The Halden Hound (Norwegian: Haldenstøver), is a medium sized Norwegian dog breed of the hound class, used for hunting hares and other plains quarry. It resembles an American Foxhound but is smaller. It was named after Halden, a town in southeastern Norway.
The Halden is similar to the American Foxhound in appearance although it is smaller. Haldens stand between 17 and 21.5 inches at the shoulder, and weigh approximately 40-55 lbs. They have smooth, very dense coats, hanging ears, and are white with black patches as well as brown shading on the head and legs. They are strong dogs with rectangular bodies and straight, solid backs. The tail is fairly thick, carried low, and hangs down toward the hocks. The skull is slightly domed with a pronounced stop and a straight nosebridge. The cheeks are flat. The ears are pendulous and curled, and the eyes are dark brown and kind. The nose is black. Breeders of Haldens aim for a particular foot shape, with high, tight, long toes and dense fur, for greater stability and warmth as the terrain they hunt through is often snowy and difficult to navigate. 

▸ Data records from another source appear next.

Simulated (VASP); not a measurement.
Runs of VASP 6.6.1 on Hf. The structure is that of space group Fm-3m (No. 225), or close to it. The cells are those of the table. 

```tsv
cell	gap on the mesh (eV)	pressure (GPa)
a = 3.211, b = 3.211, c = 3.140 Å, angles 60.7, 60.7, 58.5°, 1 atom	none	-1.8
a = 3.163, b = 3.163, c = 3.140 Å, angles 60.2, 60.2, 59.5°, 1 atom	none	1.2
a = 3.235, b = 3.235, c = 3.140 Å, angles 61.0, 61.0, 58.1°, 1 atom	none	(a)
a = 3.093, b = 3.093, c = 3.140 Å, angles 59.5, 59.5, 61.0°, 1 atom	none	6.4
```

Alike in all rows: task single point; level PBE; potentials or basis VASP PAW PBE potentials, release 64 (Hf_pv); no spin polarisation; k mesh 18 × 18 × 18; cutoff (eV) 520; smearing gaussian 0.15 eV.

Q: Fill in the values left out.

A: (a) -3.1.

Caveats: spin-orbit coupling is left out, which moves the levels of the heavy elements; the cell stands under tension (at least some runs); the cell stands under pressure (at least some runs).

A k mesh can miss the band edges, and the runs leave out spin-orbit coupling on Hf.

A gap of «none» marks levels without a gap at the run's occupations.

The Halden is a loving and an affectionate pet as well as a good hunting breed. They are said to be good family dogs and to behave well with children. Haldens are hardy and energetic, able to bear cold weather and maintain a quick pace for extended periods. They do best in homes with large areas to play or owners who provide extensive exercise. Prolonged periods of inactivity can cause them to become restless and unhappy. The Halden does not hunt in packs, as many hounds do. They are bred to hunt alone with their owner. 
The Halden is one of three Norwegian hare hound breeds, and is the smallest in size. Bred for scent hunting, the breed is believed to have been developed through crossing local Norwegian scenthounds with scenthounds from Sweden, Germany, and England. It was first developed in the early 1900s, and the breed standard was established in the 1950s. The Halden is relatively rare, seldom seen outside Norway.